Tool Height Gauge

While I was waiting for my machine I did a lot of research. I found a very cool thread on the Home Shop Machinist BBS on all different kinds of tool height gauges. This thread is worth checking out if you are the kind of person that gets really excited about tool height gauges.

I liked the one by "gkman11" the best so I decided to do my own version. It seemed like a good starting project for the lathe and I could incorporate facing, turning, parting and taper cutting all in one little project.

I cut my stock so I would have about 1" of material to grip. In retrospect I could have cut it exactly to length, but this was my first real project and I didn't want to end up screwing up the whole piece.

Oops, I got distracted and finished the whole thing without taking any photos. Nothing too complicated here though.

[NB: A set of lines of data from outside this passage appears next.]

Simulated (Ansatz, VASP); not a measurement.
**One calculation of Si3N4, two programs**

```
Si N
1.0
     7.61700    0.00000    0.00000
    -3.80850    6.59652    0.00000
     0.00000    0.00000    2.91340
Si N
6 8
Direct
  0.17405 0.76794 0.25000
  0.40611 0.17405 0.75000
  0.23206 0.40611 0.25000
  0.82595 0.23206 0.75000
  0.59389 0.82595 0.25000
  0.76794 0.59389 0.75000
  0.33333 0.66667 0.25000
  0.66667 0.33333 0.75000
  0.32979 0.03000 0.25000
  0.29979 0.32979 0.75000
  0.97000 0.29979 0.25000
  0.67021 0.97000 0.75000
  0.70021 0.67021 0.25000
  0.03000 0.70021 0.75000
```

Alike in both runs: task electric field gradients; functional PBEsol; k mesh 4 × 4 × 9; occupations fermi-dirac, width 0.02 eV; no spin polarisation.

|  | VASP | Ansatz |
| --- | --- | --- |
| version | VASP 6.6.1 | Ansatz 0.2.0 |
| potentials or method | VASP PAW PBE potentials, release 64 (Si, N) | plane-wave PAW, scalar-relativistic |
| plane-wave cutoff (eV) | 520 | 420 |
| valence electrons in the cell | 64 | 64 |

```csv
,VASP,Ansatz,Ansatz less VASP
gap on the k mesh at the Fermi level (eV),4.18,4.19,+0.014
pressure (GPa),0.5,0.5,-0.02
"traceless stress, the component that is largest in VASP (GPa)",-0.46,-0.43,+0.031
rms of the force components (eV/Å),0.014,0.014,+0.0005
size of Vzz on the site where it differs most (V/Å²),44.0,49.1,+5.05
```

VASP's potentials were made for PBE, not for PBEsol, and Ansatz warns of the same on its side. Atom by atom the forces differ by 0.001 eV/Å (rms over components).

There is one question do you measure the center height to make a tool for a reference point? I used a dead center in the tailstock to make the initial set for this turning tool. Now if you remember my tailstock height is a bit high. I just set the tool a "bit" low compared to the TS center and then made some facing cuts and adjusted till the tool didn't leave a little nub at the center.

Then I just measured the tool height with my calipers and faced the billet down to the right length after I had parted it, leaving some excess so I could adjust.

Holder for the tool height gauge

So I had this short left...what to do? How about a tool height gauge holder? Waste not want not.

Now I'm not sure why I did this...seemed like a good idea at the time, but I used the parting tool to cut a groove down to my final diameter as a reference point.

You can see the groove here. Then I proceeded to turn down the shaft. I opted for the live center since I was only gripping about 1/4" of the piece.

Looking okay so far. Time to flip this thing over.

I have no idea if this is the right tool to be using, but it worked okay. I switched up from the first tool just to see if there was much difference. This also allowed me to get closer to the chuck without crashing it.

I used the paper to keep from marring the finish since this shaft would slip fit into the actual base of the tool height gauge.

Yep that's and endmill in a drill chuck. I've read in several places not to do this, but I'm kind of crazy like that. I wanted a flat bottomed hole and by golly I was going to get one. I also bored out most of the material so I wouldn't be putting as much torque on the endmill.

I had a bunch of magnets lying around and I thought this would do nicely. I used the doughnut magnet and let it port rude slightly from the base so it could sit flat even if there was some debris on the mounting location. Seriously...I made it stick out on purpose.

Ahem, well if I was as smart as I think I am I would have bored out the tool before making the holder and then hand fit it. But this worked out fine since I did remember to measure the drill bit. It's a bit sloppy but pretty close.